What If The US Dollar Was Just Another Cryptocurrency

The CEO of JP Morgan, Jamie Dimon, has recently publicly bashed Bitcoin, the most popular and valuable cryptocurrency in the world. Stating that Bitcoin is a “fraud” and that it will likely be “shut down”, Dimon attacked the cryptocurrency, ironically mere hours before JP Morgan was observed by market analysts making several large Bitcoin purchases.

While there are many articles online discussing the particulars of exactly why Dimon’s cavalier statements are poorly informed, the issue does provide a good example of a large section of public sentiment toward cryptocurrency in general.

The main reason many embedded financial industry analysts and armchair investors possess a negative perception of cryptocurrency is largely due to a lack of understanding, and the confusion surrounding exchange hacks, ICOs, and the strength of blockchain technology.

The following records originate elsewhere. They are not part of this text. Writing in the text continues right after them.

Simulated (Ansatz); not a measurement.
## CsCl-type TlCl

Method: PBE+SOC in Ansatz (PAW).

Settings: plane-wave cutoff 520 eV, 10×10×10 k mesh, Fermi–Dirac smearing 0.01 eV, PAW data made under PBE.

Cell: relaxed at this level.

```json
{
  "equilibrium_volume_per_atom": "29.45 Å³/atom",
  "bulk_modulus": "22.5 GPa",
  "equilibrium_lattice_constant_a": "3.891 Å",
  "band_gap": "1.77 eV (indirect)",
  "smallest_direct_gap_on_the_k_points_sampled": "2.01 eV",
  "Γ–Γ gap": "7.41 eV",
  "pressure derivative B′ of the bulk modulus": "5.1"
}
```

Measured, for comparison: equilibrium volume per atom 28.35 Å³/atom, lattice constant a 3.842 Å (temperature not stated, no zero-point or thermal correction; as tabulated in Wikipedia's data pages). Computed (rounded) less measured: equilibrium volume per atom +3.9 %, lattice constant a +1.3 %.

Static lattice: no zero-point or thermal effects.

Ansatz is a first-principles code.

In order to gain a fresh perspective on cryptocurrency, in this article we’ll be assessing the US dollar as though it were a new cryptocurrency, using the same critical analysis tools used by crypto opponents to assess the stability and viability of new digital currencies.

Usability

The US Dollar is without a doubt the most widely accepted currency in the world. Functioning as a reserve currency for many different central banks around the world, the USD is the undisputed number one currency, and has been since the end of the second world war. It’s possible to use USD in virtually any country globally and exchange it into local currency, making it an extremely usable medium of exchange.

Store Of Value

The United States abandoned the gold standard in 1971. This action has caused the US dollar to lose more than 80% of its value in the intervening years, as measured by the loss of purchasing power caused by inflation. Over the short term, the US dollar is relatively stable, with just a two to three percent inflation rate. In the long term, however, the USD is guaranteed to lose most of it’s purchasing power.

Market Cap

Cryptocurrencies are limited by an algorithm that determines the pace at which new tokens are created, and sets a limit to the total number of tokens that will ever exist. US dollars, however, are created out of thin air either electronically or via the printing of new currency.

The creation of new USD tokens is managed solely by the Board of Directors of the United States Federal Reserve. This centralized control can have a profound negative impact on the economy- in 2008, the Federal Reserve created $4,500 bln for the sole purpose of buying US government debt and a range of other mortgage-backed securities. Since then, the total M2 money supply of USD, which is composed of both cash and deposits, has increased a total of 92% from $7,500 bln to $13,500 bln.

Intrinsic Value

The US dollar has no intrinsic value whatsoever. Like any fiat currency, the US dollar is not linked to or convertible to any fixed amount of gold, such as the gold standard used to provide. The US dollar is instead backed by the “faith and credit of the US government”, which has no meaning in financial terms.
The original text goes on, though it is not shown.